Mr Diffey said at sites like the Fosangs Creek offtake, minimal maintenance would have ensured rail grid iron installed to prevent erosion, and an offtake pipe which has now been left exposed, functioned as intended, preventing the river from carving a new path into the creek.

It was Mr Diffey who sought support and funding for those preventative works to be undertaken some 35 years ago, and he says they ensured the river maintained its course for decades.

"The need for major work is now critical to prevent Fosangs Creek becoming the King River," he said.

"Serious damage to infrastructure and private assets will occur if no action is taken.

"The current NECMA board should be asking the Minister for Water and Victorian Government for the necessary funds to maintain the steep rivers in their catchment, because their position on it at the moment is not where a lot of landholders think it should be."

Local landholder Franco Corsini, whose property fronts the King River at the Fosangs Creek site, has said the railway iron piles installed on the bend had been effective barriers over many floods, until about five years ago.

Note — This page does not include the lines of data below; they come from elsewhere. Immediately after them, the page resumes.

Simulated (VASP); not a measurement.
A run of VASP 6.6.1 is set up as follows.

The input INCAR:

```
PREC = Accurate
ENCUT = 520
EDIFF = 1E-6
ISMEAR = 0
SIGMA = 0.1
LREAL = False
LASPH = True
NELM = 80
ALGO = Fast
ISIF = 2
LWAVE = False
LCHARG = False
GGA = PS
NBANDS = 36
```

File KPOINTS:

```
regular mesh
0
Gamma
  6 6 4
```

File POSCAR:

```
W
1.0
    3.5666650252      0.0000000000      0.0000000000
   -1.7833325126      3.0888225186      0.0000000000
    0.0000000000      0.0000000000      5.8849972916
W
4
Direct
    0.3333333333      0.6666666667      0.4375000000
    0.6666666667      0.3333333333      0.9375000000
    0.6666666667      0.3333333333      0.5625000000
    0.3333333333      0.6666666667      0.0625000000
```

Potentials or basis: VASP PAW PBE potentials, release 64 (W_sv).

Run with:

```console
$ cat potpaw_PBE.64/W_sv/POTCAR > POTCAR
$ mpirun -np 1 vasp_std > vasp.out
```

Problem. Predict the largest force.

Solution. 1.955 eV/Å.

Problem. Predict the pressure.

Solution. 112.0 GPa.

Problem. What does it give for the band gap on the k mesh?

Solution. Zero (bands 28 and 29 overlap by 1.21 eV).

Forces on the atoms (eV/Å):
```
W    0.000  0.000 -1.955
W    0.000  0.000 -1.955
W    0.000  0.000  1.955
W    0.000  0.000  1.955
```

In response to issues raised by a group of concerned King Valley landholders last year over a lack of maintenance works taking place in the King River, NECMA CEO Katie Warner said while NECMA has a regulatory role under the Water Act 1989 to authorise individuals and organisations to carry out flood mitigation activities on waterways, it did not have a responsibility to carry out flood mitigation activities themselves.

NECMA is currently working with the Corsini family to address issues at the Fosangs Creek site, with survey work and modelling taking place.

The authority says its King River Rehabilitation Plan, which was expected to be released in July this year, is still being developed and will guide future government investment in and along the river as it becomes available.